And then one day you start to tidy up, sort out, make a pile for charity, and suddenly you can't stop and your wardrobe is 50% smaller and you start to complain you have nothing to wear.
Cathartic, isn't it?
Well, this weekend I did just this. Instead of clothes though, I had a Facebook sort out, and once I'd started deleting friends I couldn't stop. I'm still going back to the list to de-friend just one more. It's an addiction.
The first to go were people I didn't know/recognise. I thought I didn't have any of those so they were a bit bewildering to find. Next was anyone particularly annoying, whiny, a little bit too racist.. Then people I wasn't really friends with at school, people who I'm sure are equally unlikely to wonder what I'm doing with my life as I am for them.
And of course people I just didn't like.
Oh, and a couple who I actually do like, are interesting but invite me to some event or other every 2 days.
I felt mean. I felt powerful. I felt godlike. "Like flies to wanton boys are we to the gods. They kill us for their sport." Except somewhat less violent.
I wondered briefly if anyone would notice, or care if they did. I suspect not.
It's possible my reader numbers will take a hit. I can only wait and see.
All was going swimmingly and most satisfyingly until I realised that I had been defriended! What? Someone I used to work with and was actually quite close to. Someone who once tried to spoon me. That crossed line I forgave him for. This is unforgivable. I would defriend him immediately if he hadn't already got me first.

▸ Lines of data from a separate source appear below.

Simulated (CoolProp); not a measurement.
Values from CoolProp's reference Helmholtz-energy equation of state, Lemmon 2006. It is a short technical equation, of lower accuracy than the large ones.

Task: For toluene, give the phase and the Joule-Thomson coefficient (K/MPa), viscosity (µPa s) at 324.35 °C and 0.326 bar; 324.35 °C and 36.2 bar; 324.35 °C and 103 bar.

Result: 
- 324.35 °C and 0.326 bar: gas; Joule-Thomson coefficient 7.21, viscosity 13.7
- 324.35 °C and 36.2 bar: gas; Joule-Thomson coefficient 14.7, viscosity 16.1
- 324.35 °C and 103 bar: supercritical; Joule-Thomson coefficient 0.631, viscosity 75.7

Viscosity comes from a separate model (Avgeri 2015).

So I'm curious to know what his reasons were for a clear out, and why I didn't make the cut. Did I complain too much? Did I post too many self-indulgent and badly spelled blogs? Or did he just decide he didn't like me after all?
I can't ask him. If he's not on Facebook he doesn't exist anymore. You know how it works...you aren't real if you aren't there. I can't even remember his name now.
But does that mean I don't exist now for all those people I deleted?